Integrating AD of a NN with an exterior optimization scheme

Salve amici!

I need to evaluate the derivative of an objective function in an external optimization scheme. Part of the model is constructed using NN, thus, through the chain rule, I have a bit of the derivative I can evaluate externally and the other bit using AD over the NN model. I plan to assemble a framework with scipy and tensorflow to this end.

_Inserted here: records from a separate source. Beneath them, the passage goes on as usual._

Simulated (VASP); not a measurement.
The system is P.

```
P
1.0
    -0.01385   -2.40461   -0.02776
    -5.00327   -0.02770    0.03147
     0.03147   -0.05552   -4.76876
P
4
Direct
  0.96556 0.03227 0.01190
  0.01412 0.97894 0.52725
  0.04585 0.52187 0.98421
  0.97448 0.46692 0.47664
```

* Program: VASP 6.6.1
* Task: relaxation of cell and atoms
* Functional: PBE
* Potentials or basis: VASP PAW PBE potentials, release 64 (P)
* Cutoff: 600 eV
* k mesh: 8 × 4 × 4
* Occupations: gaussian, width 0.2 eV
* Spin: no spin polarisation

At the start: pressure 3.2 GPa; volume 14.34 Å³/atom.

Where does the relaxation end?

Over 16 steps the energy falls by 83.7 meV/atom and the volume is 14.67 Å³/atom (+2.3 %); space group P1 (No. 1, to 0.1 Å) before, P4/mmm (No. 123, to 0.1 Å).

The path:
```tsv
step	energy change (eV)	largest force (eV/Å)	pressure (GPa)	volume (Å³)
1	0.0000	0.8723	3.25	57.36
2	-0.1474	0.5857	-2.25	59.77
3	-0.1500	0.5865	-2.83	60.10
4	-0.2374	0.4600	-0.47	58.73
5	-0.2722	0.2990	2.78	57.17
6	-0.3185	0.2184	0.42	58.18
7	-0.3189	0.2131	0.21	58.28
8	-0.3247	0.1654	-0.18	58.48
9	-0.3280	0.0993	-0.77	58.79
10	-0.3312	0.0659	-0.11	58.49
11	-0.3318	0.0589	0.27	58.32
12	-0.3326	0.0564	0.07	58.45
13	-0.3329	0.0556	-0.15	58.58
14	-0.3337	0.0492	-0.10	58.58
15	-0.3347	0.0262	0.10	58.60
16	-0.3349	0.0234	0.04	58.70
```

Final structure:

I’m quite new to tensorflow and, honestly, don’t know how to do things efficiently (although I need to). What puzzles me now is how to compute the derivative of the NN model output neurons with respect to the weights and biases (parameters). I can use tape.jacobian, but it creates a list of tensors, which are organized by layers. I need it to be organized per input samples though, such as a matrix:

dy1(x1)/dp1 dy1(x2)/dp1 … dy1(xn)/dp1
dy1(x1)/dp2 dy1(x2)/dp2 … dy1(xn)/dp2

dy1(x1)/dpm dy1(x2)/dpm … dy1(xn)/dpm
dy2(x1)/dp1 dy2(x2)/dp1 … dy2(xn)/dp1
dy2(x1)dp2 dy2(x2)/dp2 … dy2(xn)/dp2

dyl(x1)dpm dyl(x2)/dpm … dyl(xn)/dpm

n: number of input samples; m: number of model trainable variables; l: number of output neurons. Hence, the matrix would be (l*m)xn

Is it possible to do with jacobian? Should I use gradient instead?